ADR-004: TF-IDF In-Memory Search
Date: 2026-06-04 Status: Accepted Source: plans/schema-driven-pipeline
Context
Several tools need relevance ranking: search_docs (full-text search), suggest_components (rank components for a described UI), and get_implementation_guide (assemble relevant pieces for a goal). The server is a single local process that must start fast and stay dependency-light, and the corpus is the bounded set of entries in the bundled schema.
Options Considered
Option A: External search engine (e.g. a vector DB / service)
- Pros: Powerful semantic search.
- Cons: Heavy; network/service dependency; defeats the offline, local, zero-key runtime goal; overkill for a bounded corpus.
Option B: Embeddings computed at runtime
- Pros: Semantic relevance.
- Cons: Needs a model/API at runtime (keys, cost, latency); non-deterministic.
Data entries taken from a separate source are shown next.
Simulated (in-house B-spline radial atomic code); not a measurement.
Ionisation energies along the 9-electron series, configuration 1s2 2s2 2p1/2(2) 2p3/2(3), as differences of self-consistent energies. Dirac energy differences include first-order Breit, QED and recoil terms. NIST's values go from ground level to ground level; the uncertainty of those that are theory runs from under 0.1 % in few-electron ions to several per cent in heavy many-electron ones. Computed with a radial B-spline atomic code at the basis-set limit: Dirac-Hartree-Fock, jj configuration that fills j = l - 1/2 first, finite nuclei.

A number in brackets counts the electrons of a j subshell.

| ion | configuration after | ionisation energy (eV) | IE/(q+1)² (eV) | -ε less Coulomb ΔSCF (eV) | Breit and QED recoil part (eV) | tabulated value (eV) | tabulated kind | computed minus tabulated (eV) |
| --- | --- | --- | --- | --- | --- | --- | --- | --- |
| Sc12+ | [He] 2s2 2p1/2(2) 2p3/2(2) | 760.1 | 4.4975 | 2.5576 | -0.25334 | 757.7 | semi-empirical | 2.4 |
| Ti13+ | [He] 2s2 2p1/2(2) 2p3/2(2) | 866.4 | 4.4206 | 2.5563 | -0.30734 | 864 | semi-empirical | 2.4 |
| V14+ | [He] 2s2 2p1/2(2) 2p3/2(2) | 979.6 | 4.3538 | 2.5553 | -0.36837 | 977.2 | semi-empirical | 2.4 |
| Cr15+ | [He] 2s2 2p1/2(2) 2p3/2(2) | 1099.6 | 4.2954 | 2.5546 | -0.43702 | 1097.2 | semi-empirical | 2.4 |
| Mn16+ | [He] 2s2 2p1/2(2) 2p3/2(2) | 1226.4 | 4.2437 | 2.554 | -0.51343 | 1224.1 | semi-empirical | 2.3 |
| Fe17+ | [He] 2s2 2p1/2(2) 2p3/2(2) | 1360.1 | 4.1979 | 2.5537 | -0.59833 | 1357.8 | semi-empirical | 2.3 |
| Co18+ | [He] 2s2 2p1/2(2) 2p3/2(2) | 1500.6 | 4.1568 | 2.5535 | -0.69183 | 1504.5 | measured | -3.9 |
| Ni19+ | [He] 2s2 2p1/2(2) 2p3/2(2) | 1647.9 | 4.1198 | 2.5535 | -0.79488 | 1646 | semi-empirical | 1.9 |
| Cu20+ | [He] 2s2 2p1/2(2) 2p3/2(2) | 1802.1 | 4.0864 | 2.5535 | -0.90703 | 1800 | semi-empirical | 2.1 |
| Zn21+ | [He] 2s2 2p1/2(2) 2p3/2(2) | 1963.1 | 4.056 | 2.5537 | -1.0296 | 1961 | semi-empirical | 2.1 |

Option C: TF-IDF index built in memory at startup
- Pros: Zero extra dependencies; deterministic; instant for a bounded corpus; trivially rebuildable on
reindex. - Cons: Lexical, not semantic — relies on shared vocabulary.
Decision
Chosen option: Option C — build a TF-IDF index in memory from the SchemaStore at startup (src/search/search-index.ts), queried by search-engine.ts.
Rationale
TF-IDF matches the constraints exactly: the corpus is small and bounded, the runtime must be deterministic and offline, and we want no additional dependencies. The index rebuilds cheaply, so reindex can swap in a fresh schema without restarting. Lexical limitations are acceptable for documentation lookup where the agent's query and the docs share vocabulary.
Consequences
Positive
- No runtime dependencies, no keys, deterministic results.
- Fast startup and cheap
reindex.
Negative
- Purely lexical; no semantic/synonym matching.
Risks
- Vocabulary mismatch could hurt recall — acceptable for now; a future ADR could revisit embeddings if needed.